Americans constantly hear from the media about “indigenous people” or “the Native Americans” (in Canada it’s “First Nations”) as if anyone from non-aboriginal stock is an auslander. The militant Latino lobby claims that white (and presumably black) Americans are the real illegal aliens who have no right to stop illegal immigration and should be removed from the continent. The alien lobbies second this absurdity.

In current cant, “Native Americans” are the descendants of the aboriginal population that came over the Bering Strait during the Ice Age. It is a designation for the American Indian which only came into being in 1990 aimed at robbing native-born American citizens of their claim to be “native”, i.e., born of American parents as described in the Constitution. Not only should American citizens not buy into this absurdity, they should heed what Russell Means, founder of the American Indian Movement had to say.

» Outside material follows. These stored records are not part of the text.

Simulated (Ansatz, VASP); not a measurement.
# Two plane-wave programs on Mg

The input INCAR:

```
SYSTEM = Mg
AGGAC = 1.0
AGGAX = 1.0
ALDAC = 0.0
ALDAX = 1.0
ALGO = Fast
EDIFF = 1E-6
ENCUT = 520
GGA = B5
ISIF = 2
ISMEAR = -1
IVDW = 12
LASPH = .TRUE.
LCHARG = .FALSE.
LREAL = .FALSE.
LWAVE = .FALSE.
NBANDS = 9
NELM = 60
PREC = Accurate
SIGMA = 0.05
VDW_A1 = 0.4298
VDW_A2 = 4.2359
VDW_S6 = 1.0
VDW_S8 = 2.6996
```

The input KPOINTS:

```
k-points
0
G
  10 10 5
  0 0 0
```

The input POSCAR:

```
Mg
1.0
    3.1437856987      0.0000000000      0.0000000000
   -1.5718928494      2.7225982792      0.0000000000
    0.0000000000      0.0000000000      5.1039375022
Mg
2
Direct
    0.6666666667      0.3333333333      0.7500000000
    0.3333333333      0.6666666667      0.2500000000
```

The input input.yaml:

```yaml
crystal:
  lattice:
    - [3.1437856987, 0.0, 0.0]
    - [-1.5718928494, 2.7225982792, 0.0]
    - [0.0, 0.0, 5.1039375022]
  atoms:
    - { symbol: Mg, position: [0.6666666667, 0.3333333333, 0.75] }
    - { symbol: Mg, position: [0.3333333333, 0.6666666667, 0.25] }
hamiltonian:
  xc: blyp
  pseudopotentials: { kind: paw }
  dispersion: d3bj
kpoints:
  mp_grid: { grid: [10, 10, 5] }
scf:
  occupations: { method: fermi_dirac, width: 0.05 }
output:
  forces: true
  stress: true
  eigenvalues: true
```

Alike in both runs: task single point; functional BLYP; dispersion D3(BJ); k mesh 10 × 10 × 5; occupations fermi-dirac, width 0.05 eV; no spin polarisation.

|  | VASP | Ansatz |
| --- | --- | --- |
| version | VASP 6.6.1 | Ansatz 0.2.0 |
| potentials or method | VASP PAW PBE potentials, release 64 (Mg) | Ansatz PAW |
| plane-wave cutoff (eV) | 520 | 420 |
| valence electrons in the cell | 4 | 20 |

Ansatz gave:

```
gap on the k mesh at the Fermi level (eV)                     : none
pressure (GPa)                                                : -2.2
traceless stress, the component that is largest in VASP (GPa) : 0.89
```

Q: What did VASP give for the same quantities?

While being interviewed on a radio program, the host referred to Means as a “native American.” Means quickly corrected him, saying a native American was anyone born of citizen parents, then adding, “I’m an Indian.” The chagrined soy-boy host must have slumped down in his chair after that. Means was right. Certainly, if anyone was entitled to birthright citizenship under the 14th Amendment it was the American Indian, but he didn’t get it nor did the writers of the amendment mean to confer citizenship on who happened to be born within the United States. Its intent was to give the protections of citizenship to the newly freed slaves. Not until the Coolidge Administration was the American Indian granted citizenship, before that he was considered a citizen of a sovereign nation, i.e., his tribe.

But weren’t the Indians here first? Not so fast. The September 23, 2021 Wall Street Journal reported ‘’… newly found footprints show that humans lived in the American Southwest in an era when massive ice sheets blocked the way for migrants from Asia to the New World…” (“Ancient Footprints Yield Surprising New Clues About the First Americans.”)

Stone knives found in Clovis, New Mexico have been discovered in only one other location – southwest France. The bones of Kennewick Man found on the banks of the Columbia River in Kennewick, Washington are about nine thousand years old. When the face was fleshed out, Kennewick Man looked like the actor Patrick Stewart. After much legal wrangling and the objections of scholars, the skeleton was turned over to local tribes for burial forever preventing further study. The Interior Department’s rationale was based on the age of the bones and that they were found within the continental United States; the Indian argument was a logical fallacy — argument by assertion, “it’s pre-Columbian, it must be “Native American.”  There was no evidence linking Kennewick Man to existing tribes.

In a further insult to scholarship and a victory for ignorance, the Clinton administration had the Army Corps of Engineers cover the discovery site under tons of dirt, destroying it forever. Evidence had to be erased. That Europeans just might have been here first didn’t go over well with the progressives, or with an administration seeking to appease Indians, but truth is its own defense – preponderance of the evidence is that the truly indigenous people of America were European.